Ruth Bader Ginsburg always wanted to be a singer.

“If I had any talent in the world, any talent that God could give me, I would be a great diva,” she told a group of law students at Georgetown University in 2015.

Her singing career didn’t pan out, but the Supreme Court justice and feminist icon remained an avid opera fan until her death in September.


On March 15, in honor of what would have been Ginsburg’s 88th birthday, the National Museum of American Jewish History, Opera Philadelphia and the Lowell Milken Center for Music of American Jewish Experience at The UCLA Herb Alpert School of Music will host “For the Love of Opera: Celebrating RBG’s 88th Birthday.” The event will feature recorded performances of Ginsburg’s favorite arias as well as commentary from opera professionals who knew her.

Ginsburg was a longtime member of NMAJH. In 2019, she became the 21st inductee into the museum’s Only in America Gallery/Hall of Fame. Given her connection to the museum and the Jewish community, the staff knew they wanted to organize an event recognizing the first birthday after her death.

Dan Samuels, public programs manager at NMAJH, began researching her passion for opera. He encountered stories from artists who met her and noticed the common themes in her favorite performances.

“There are several articles written about love for opera, but especially operas whose plotlines run parallel to what she was fighting for in her life,” he said.

The museum partnered with Opera Philadelphia and the Lowell Milken Center to select music and organize the program.

Grant Loehnig, head of music staff at Opera Philadelphia, helped make the selections and also provided piano accompaniment for the recorded performances. He said the organizers knew one of Ginsburg’s favorite operas was Mozart’s “Marriage of Figaro,” and they included an aria featuring Despina, the strong female character in his “Cosî Fan Tutte.”

“We want it to be a celebration of her and her love of opera, and we hope that comes through with the joy of the performances,” he said.

Peter Kazaras, director of opera at UCLA, helped select the music and will host the event.

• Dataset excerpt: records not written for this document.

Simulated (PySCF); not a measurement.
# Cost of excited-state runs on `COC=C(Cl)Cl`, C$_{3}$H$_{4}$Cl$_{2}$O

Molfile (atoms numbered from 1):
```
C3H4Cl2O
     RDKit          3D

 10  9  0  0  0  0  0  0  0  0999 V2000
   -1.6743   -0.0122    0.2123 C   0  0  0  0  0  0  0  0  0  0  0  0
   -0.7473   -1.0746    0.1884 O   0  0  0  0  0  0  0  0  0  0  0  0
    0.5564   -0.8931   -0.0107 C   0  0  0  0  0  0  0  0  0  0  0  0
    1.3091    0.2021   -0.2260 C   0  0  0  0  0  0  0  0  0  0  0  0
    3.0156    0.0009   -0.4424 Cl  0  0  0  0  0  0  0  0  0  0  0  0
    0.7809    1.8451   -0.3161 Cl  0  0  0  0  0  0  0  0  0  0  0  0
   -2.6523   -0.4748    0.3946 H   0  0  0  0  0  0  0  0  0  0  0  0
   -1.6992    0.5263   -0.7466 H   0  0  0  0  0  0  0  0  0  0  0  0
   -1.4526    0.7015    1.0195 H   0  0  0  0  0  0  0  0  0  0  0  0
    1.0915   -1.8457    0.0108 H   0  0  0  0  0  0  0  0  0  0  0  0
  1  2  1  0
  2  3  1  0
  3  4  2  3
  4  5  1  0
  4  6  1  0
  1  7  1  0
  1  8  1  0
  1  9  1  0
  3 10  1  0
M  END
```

“Each of the selections has something to do with either a theme in law or in social justice, and whether that’s a contested will from ‘Gianni Schicci,’ or whether that’s buying someone out of a contract in ‘The Elixir of Love,’ or whether that be issue of punitive immigration laws in the aria from ‘The Consul,’ those are the issues we’re dealing with here,” he said.
Kazaras met Ginsburg at the Kennedy Center in Washington, D.C., where he has directed four operas. He said she would come to the parties after the shows and speak with delighted performers about how much she enjoyed their work.

“For those of us who were in the business and, you know, got to meet her, I have to say it was astonishing the details she remembered,” he said. “She remembered who had done what where, not only who had sung, but who had directed, who had conducted — all of that stuff was pretty much at her fingertips.”

The program features performances by tenor Joshua Blue, baritone Norman Garrett, soprano Michelle Rice and soprano Ashley Marie Robillard with piano accompaniment by Loehnig and Stephen Karr. The songs were recorded in NMAJH’s Dell Theater and UCLA’s Schoenberg Hall.

Commentary about Ginsburg’s relationship with opera will be offered by Francesca Zambello, the Washington National Opera’s stage director and artistic director, and Lawrence Brownlee, tenor and artistic adviser to Opera Philadelphia. Brownlee shared the stage with Ginsburg in Donizetti’s “La Fille du Régiment” at WNO in 2016. She played the speaking role of “The Duchess,” who gives lovers permission to marry.

“For the Love of Opera” will air via Facebook Live on the Facebook pages of NMAJH, Opera Philadelphia and the Lowell Milken Center at 8 p.m. EST. The production will also be available on-demand after the event on Facebook, NMAJH’s website and the Opera Philadelphia Channel.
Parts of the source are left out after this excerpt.